RACV Royal Pines Resort – Pipe Relining (CASE STUDY)


There were ongoing blockages in sewage pipes servicing the amenities block at the resort pool.

The repair had to be carried out without any disruption to guests or to the recent poolside renovations. Investigations revealed:

  • Breaks in two places within the one PVC pipe which had caused part of the line to drop 15mm
  • Holes in two junctions which were allowing sewage to leak into the ground
  • Cracks in angle joints with encroaching tree roots.


Removal of tree roots and relining of broken areas of pipe, accommodating the dropped sections of pipe and repairing the cracked junction using our Blueline product.

Time taken to resolve the problem: Two days.

Disruption to guests or operations: Nil

Cost saving over digging: Approximately $30,000 to $40,000


  • No damage or disturbance to the landscaping
  • No need to cut and re-lay pavers and concrete
  • No impacts for guests
  • No WHS impacts or issues to be managed
  • No ongoing blockages in the amenities block


It’s a facility manager’s summer-time nightmare.
The million-dollar outdoor renovation’s all done, gardens are mulched, and 1000 guests are about to arrive for some fun in the sun, when the pipe system around the pool’s amenities block backs up.

With a 27-hole golf course that hosts the Australian PGA Championship, eight bars, dozens of tennis courts and a purpose-built conference centre awarded ‘Queensland’s Best’, maintaining high standards at the RACV Royal Pines is quite literally, par for the course.

So when the resort’s maintenance team start having ongoing leakage and breakdowns in the pipes servicing the amenities block around their newly-refurbished pool, restaurant and bar, they knew they needed to act fast.


Engineering and Operations Property Manager, Adam Lane, said pipe relining was put forward by his team as the preferred option because it meant remaining operational.

“Having blocked pipes or closing down amenities obviously affects guests, so of course we needed things fixed quickly, but we also needed to make sure the solution didn’t create any negative impacts for our guests,” he said.
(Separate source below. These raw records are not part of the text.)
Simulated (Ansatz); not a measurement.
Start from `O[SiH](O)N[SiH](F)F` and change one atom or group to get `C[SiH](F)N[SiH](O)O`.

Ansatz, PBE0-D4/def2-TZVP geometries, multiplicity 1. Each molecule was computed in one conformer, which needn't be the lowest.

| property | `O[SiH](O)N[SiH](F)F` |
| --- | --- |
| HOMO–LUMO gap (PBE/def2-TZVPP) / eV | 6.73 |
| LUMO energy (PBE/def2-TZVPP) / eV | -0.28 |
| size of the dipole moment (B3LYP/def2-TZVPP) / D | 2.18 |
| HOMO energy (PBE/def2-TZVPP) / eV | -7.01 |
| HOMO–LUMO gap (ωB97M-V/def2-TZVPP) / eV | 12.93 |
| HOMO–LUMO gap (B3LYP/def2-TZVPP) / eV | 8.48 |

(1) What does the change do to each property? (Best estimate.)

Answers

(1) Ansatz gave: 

“Sure, we could have cut the concrete, and dug the broken pipes up, but that would have been invasive and quite difficult, and we would have had to shut down the whole area, which would definitely have disappointed guests.

“I didn’t actually do the math on whether it was cheaper to reline the pipes or dig and replace them because there were more important issues to factor into the decision, but it would have been pretty expensive to re-lay new concrete.”

Income would most likely also have fallen if the poolside catering facilities been forced to close during excavation.

If the damage had been in a less sensitive area, traditional dig and replace methods might have been an option, but Lane said even then, relining would most likely have been the preferred strategy.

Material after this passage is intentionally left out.